We study the effect of different kernel sizes in Factorized Bilinear (FB) Models. We also present comparisons with Dropout and our DropFactor in FB models.

7.1 Effect of Kernel Size

Tab. 8 shows the results of different kernel sizes (1x1 and 3x3) for FB layers. We conduct experiments on CIFAR-100 dataset [20] with two FB networks In5b-FBN and Conv-FBN as described in the paper. We insert a 1x1 FB layer and 3x3 FB layer, respectively, for both two FBNs. The results of 3x3 kernel size are still better than the baseline. This demonstrates that our FB models can generalize to model interactions with larger kernel size. However, it also leads to more severe over-fitting than 1x1 at least on CIFAR-100 and has 9 times parameters than an 1x1 FB layer. Thus, incorporating 1x1 FB layer can achieve more efficient and effective performance.

Method Kernel Size Error
Inception-BN - 24.70
In5b-FBN 1x1 22.63
3x3 23.87
Conv-FBN 1x1 21.98
3x3 23.08
Table 8: Results of different kernel sizes in the FB layers on the CIFAR-100 dataset.

7.2 Comparisons with Dropout and DropFactor

Network Method Error
Inception-BN Baseline 24.70
FBN 23.55
FBN + Dropout 23.19
FBN + DropFactor 21.98
FBN + Dropout + DropFactor 22.71
ResNet-164 Baseline 23.64
FBN 23.39
FBN + Dropout 22.97
FBN + DropFactor 22.50
FBN + Dropout + DropFactor 22.60
Table 9: Results of Dropout and DropFactor on the CIFAR-100 dataset.
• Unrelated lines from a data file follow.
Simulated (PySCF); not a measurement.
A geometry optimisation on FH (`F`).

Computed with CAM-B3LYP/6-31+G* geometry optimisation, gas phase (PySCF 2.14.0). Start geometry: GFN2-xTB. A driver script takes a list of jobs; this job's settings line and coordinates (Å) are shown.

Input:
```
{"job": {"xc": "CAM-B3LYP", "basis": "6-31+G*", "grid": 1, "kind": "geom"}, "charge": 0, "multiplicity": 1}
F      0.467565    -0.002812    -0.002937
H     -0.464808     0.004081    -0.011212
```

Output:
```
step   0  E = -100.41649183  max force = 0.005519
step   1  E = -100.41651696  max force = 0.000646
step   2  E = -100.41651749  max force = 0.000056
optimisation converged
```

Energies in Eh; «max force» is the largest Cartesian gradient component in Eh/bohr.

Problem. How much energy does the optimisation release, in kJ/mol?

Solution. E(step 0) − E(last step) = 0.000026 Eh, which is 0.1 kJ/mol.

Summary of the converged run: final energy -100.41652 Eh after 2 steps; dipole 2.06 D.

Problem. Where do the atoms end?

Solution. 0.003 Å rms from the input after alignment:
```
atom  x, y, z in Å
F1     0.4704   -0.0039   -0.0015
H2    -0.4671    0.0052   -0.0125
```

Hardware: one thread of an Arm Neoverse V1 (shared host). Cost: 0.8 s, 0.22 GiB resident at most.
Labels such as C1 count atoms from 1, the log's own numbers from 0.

Our DropFactor scheme shares similar idea with Dropout [36], which is also a simple yet effective regularization to prevent over-fitting. We evaluate the performance of Dropout with our specific designed DropFactor for Factorized Bilinear models. Tab. 9 illustrates the results of two methods on the CIFAR-100 dataset. We adopt the Inception-BN and ResNet-164 networks as the base networks in this experiments. The FBN models are constructed by inserting the FB layers in the base networks. As shown in the table, Dropout and DropFactor both improve the performance individually over the original FBN model. DropFactor achieves even better results and combining them does not get further improvement. This demonstrates the effectiveness of DropFactor scheme to reduce the over-fitting of FB models.